Mattersey Village Guide

Nottinghamshire · Updated

The Barley Mow on Church Lane is a Grade II listed building, tied at one time to the Worksop & Retford Brewery Co, and, at time of writing, has no landlord. It's up for tenancy, a business opportunity rather than a pub you can walk into for a pint. That leaves Mattersey, a few miles north of Retford on the banks of the River Idle, without a pub of its own for now. The nearest working ones are out at Clarborough and Blyth.

What the village does have is the General Store and Post Office on Retford Road, which does both jobs from one counter and closes for lunch between half twelve and half one like it's still 1975.

All Saints' Church is the more serious building. Grade I listed, its core dates to the late 13th century, with a tower added after 1402. Inside are two unrestored carved stone panels thought to have come from Mattersey Priory after its dissolution — one showing St Martin dividing his cloak with a beggar, the other St Helena finding the True Cross — plus a Victorian font from 1857 and a tomb recess for Isabel de Chauncy. An old market cross stands in the churchyard, moved there at some point from elsewhere in the village, though nobody recorded where.

Arthur Mee, writing in 1938, said the village "looks its loveliest from the fine little bridge carrying the road over the Idle, a picture of red and grey walls gathered round a venerable church." It still does.

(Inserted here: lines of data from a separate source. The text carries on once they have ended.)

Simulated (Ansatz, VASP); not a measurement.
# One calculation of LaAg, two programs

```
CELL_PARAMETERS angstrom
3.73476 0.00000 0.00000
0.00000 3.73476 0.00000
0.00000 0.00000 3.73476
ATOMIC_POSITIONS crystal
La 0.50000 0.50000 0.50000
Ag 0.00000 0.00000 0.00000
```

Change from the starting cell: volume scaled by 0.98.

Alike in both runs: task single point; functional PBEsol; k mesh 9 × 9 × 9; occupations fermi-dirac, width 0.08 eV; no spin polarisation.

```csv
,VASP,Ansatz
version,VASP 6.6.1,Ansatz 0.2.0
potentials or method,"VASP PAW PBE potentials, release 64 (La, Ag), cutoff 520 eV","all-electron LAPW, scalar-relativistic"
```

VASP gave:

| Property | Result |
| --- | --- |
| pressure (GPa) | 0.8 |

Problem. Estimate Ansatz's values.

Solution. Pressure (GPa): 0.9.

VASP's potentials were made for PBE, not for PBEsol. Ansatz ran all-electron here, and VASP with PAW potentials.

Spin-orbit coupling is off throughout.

The reason people come is a mile up Abbey Road: Mattersey Priory, founded around 1185 by Roger FitzRalph for the Gilbertine order, the only monastic order to have started in England rather than been imported to it. You leave the car in the village and walk — English Heritage classes it as a bridleway with no vehicle access, and the last stretch crosses a stile into a private field where livestock may be grazing, the track potholed and puddled in the wrong weather. What's left after the 1279 fire and the 1538 dissolution is modest: three arches from the canons' refectory, the foundations of a 14th-century kitchen, a 15th-century tower, on a gravel rise where the Idle bends round through the meadows. Some of the stone was rafted down from quarries at Maltby and ended up in the gable wall of Abbey Farm.

Domesday has Mattersey down as land for six and a half plough teams, with 2 villagers, 12 freemen and 3 smallholders, held by King William and Roger of Bully, having previously belonged to Earl Tostig Godwinson before Stamford Bridge finished him. Mattersey Thorpe, in the same parish, has a stranger, more recent history: 157 prefabricated bungalows went up there in the Second World War for munitions workers, on streets named after wartime commanders — Bader Rise, Wavell Crescent, Cunningham Close.

For walking beyond the priory there's a roughly seven-mile circuit from the church taking in Barrow Hills, an SSSI former sandpit with views over the Idle valley, and a longer route linking Scrooby, Mattersey Thorpe, Everton, Harwell and Bawtry. Retford station, on the East Coast Main Line, is about six miles south; Nottsbus Connect and Stagecoach services run a handful of times a day between Retford and Mattersey's Main Street.

Mattersey Primary School sits on Thorpe Road, and over in Mattersey Thorpe there's a play area on The Green, with playing fields and a community centre alongside it — the kind of small infrastructure that keeps a parish of under 800 people going between one bus and the next.